What Do Hostilities with Iran Mean for Investors?

Growth Stocks, IPO, Macroeconomics

The financial world is still reeling from the aftershocks of the U.S. military’s strike on Qasem Soleimani. In the near-term, stocks dropped, and oil surged. That’s to be expected.

I must caution investors to resist the urge to invest with their emotions, especially fear. I won’t venture a prediction of what will happen, and I’m wary of anyone who tries.

Let me be clear: There’s no reason to sell out of this market due to Iran. As long as you have a diversified portfolio of sound stocks, then you should keep your wits about you. Remember that the fundamentals of the U.S. economy are still sound. Unemployment and inflation are low.

Never Invest by Fear

I will, however, touch on a few truths about the markets and investing. The first reaction is almost always wrong. In fact, stock prices have already stabilized.

The second is that dire predictions often get the most attention, and they’re almost always wrong. (Note that I said almost always.)

I even have evidence. Jeffrey Kleintop, the Chief Global Investment Strategist at Charles Schwab, posted a fascinating chart (see here). It details the market’s near-term reaction following U.S. military strikes going back more than 25 years. (I had forgotten there had been so many.)

Except for a bump up in the price of oil, the market largely takes these actions in stride, although I recognize that this latest strike could be more consequential.

We also have to remember that the stock market is not a barometer of world political stability. Stocks are focused on earnings. International events hold more sway over bond and currency markets, plus selected commodities.

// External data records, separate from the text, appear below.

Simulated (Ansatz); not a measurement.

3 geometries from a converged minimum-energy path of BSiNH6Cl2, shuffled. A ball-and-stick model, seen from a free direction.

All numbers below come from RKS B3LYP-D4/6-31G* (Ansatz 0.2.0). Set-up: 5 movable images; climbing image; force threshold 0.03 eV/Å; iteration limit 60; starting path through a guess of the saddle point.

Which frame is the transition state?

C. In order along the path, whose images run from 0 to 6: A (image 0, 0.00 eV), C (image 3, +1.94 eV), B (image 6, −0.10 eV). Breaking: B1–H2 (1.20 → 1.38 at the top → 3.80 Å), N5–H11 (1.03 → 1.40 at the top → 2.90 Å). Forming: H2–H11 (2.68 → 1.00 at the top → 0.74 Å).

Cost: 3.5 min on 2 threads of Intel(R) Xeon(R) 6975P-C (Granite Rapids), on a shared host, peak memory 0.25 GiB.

We should keep in mind that the U.S. is no longer in the grip of the oil-producing nations like it used to be. A few decades ago, OPEC could easily trip us up by making production cuts. That’s not true anymore. Even Saudi Arabia is trying to diversify its economy. I’ll add that since its post-IPO peak, Saudi Aramco has lost $200 billion.

Raytheon: “Light of the Gods”

The heightened tensions do present us with some opportunities in the defense sector. Fortunately, the United States has many outstanding defense and aerospace stocks. One that I’ve long been an admirer of is Raytheon (RTN), which means “light of the gods.”

Raytheon is in the upper pantheon of U.S. military contractors. The company regularly places among the Pentagon’s top 10 contractors. Its air/land/sea/space/cyber defense offerings include reconnaissance, targeting, and navigation systems, as well as missile systems (Patriot, Sidewinder, and Tomahawk), unmanned ground and aerial systems, sensing technologies, and radars.

Raytheon also makes systems for communications (satellite) and intelligence, radios, cybersecurity, and air traffic control. It offers commercial electronics products and services, as well as food safety processing technologies. The U.S. government accounts for a large portion of sales. It’s nice to have your major customer to be someone with very deep pockets.

While I like Raytheon, there’s a major near-term issue that causes me concern. That’s why my support for the stock is conditional. Let me explain. The biggest news for Raytheon came last June.

That’s when the company announced that it is merging with United Technologies (UTX). The deal is all cash. Raytheon shareholders will get 2.3348 shares of the new company for every one they own now. The combined company will be called Raytheon Technologies.

Once the merger is done, United Technologies shareowners will own approximately 57%, and Raytheon shareowners will own about 43% of the combined company on a fully diluted basis.

That sounds good, but there’s the fine print. United Technologies is also in the process of spinning off two companies, Otis and Carrier. As a result, it’s not entirely clear what Raytheon will be merging with.

Those spinoffs are projected to happen in the first half of this year. So is the Raytheon/United Technologies merger, but shareholders of Raytheon will not get spinoff shares of Otis and Carrier. This is frustrating and not the way shareholders should be treated.

I like Raytheon, the company—and the shares just touched a new 52-week high. However, I caution investors of adding it before the next earnings report.

Raytheon should report Q4 earnings at the end of the month. Wall Street current expects earnings of $3.12 per share. If Raytheon tops expectations, then I think it’s a safe stock to build a position even with the spinoffs issue.

If Raytheon doesn’t beat earnings, then back away, and we’ll have to reevaluate until the United Technologies deal is complete.